In your video it looks like you're running things in Docker containers. Even if you start containers using WSL, they still run in a separate Hyper-V virtual machine with a true Linux kernel, whereas WSL shares the Windows kernel and works by mapping Linux system calls directly to Windows kernel calls. When you run the "docker" command in WSL, it's just communicating with the Docker daemon running outside of WSL.

Docker runs this way on Windows because WSL does not implement all the Linux kernel system calls, only the most important ones needed by most applications, and the missing ones include some needed to run the Docker daemon.

All in all, this means that what you're talking about is not affected by the linked issue because it uses a different mechanism to access files (the Hyper-V driver rather than the WSL system call mapping). Although, if anything, I would expect Hyper-V to be even slower.



(Your edit makes my reply make a lot less since since you removed all of your original questions, but I'll leave my original reply, read the part after number 7)

My set up is basically this:

1. I use WSL as my day to day programming environment with the Ubuntu WSL terminal + tmux[0]. It's where I run a bunch of Linux tools and interact with my source code.

2. I have Docker for Windows installed (since the Docker daemon doesn't run directly in WSL yet due to missing Linux kernel features like iptables, etc.).

3. I installed Docker and Docker Compose inside of WSL but the daemon doesn't run in WSL. I just use the Docker CLI to communicate with Docker for Windows using DOCKER_HOST, so docker and docker-compose commands seamlessly work inside of WSL from my point of view[1].

4. All of my source code lives on a spinning disk drive outside of WSL which I edit with VSCode which is installed on Windows.

5. That source code drive is mounted into WSL using /etc/wsl.conf at / (but fstab works just as well)[2].

6. That source code drive is also shared with Docker for Windows and available to be used as a volume in any container.

7. All of my Dockerized web apps are running in Linux containers, but using this set up should be no problem if you use Windows containers I guess? I never used Windows containers, but that seems out of scope for WSL / Docker CLI. That comes down to Docker for Windows.

But, it's worth mentioning I have installed Ruby directly in WSL and didn't use Docker, and things are still just as fast as with Docker volumes. In fact, I run Jekyll directly in WSL without Docker because I really like live reload and I couldn't get that to work through Docker. My blog has like 200+ posts and 50+ drafts, and if I write a new blog post, Jekyll reloads the changes in about 3 seconds, and that's with Jekyll-Assets too. I have a feeling it wouldn't be that much faster even on native Linux since Jekyll is kind of slow, but I'm ok with a 3 second turn around considering it does so much good stuff for me.

[0]: https://nickjanetakis.com/blog/conemu-vs-hyper-vs-terminus-v...

[1]: https://nickjanetakis.com/blog/setting-up-docker-for-windows...

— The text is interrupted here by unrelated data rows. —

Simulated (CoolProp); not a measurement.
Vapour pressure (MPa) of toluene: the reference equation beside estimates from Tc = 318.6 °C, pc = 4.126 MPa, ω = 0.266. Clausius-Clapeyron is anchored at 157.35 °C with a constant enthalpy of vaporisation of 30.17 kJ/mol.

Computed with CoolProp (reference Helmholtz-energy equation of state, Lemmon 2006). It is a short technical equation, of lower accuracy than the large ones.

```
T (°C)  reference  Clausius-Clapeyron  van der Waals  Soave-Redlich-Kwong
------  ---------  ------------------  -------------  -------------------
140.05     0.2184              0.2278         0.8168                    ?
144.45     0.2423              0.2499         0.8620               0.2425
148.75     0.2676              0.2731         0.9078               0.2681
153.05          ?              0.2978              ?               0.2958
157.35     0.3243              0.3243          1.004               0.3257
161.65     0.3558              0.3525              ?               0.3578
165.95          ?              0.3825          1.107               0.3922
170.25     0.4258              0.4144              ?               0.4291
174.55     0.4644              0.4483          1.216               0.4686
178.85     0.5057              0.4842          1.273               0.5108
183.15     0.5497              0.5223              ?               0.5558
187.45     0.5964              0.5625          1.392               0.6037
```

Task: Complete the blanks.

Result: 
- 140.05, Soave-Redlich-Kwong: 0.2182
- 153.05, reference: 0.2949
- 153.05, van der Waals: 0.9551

[2]: https://github.com/nickjj/dotfiles/blob/master/etc/wsl.conf


It's worth noting that copying in/out of the docker for windows container can be interesting. Docker for windows mirrors the content in the volume directory on windows to one native inside the container... for some editing, it's fine... but try something a SQLite database with a gui in windows, and a container in linux both connected, and it will blow up on you.

The mount in WSL is really adaptive calls to the native OS, so that side will work without issue... the sync inside the container while editing is fast enough, and the running/building in the container is faster than it would be on the WSL itself as described by GP.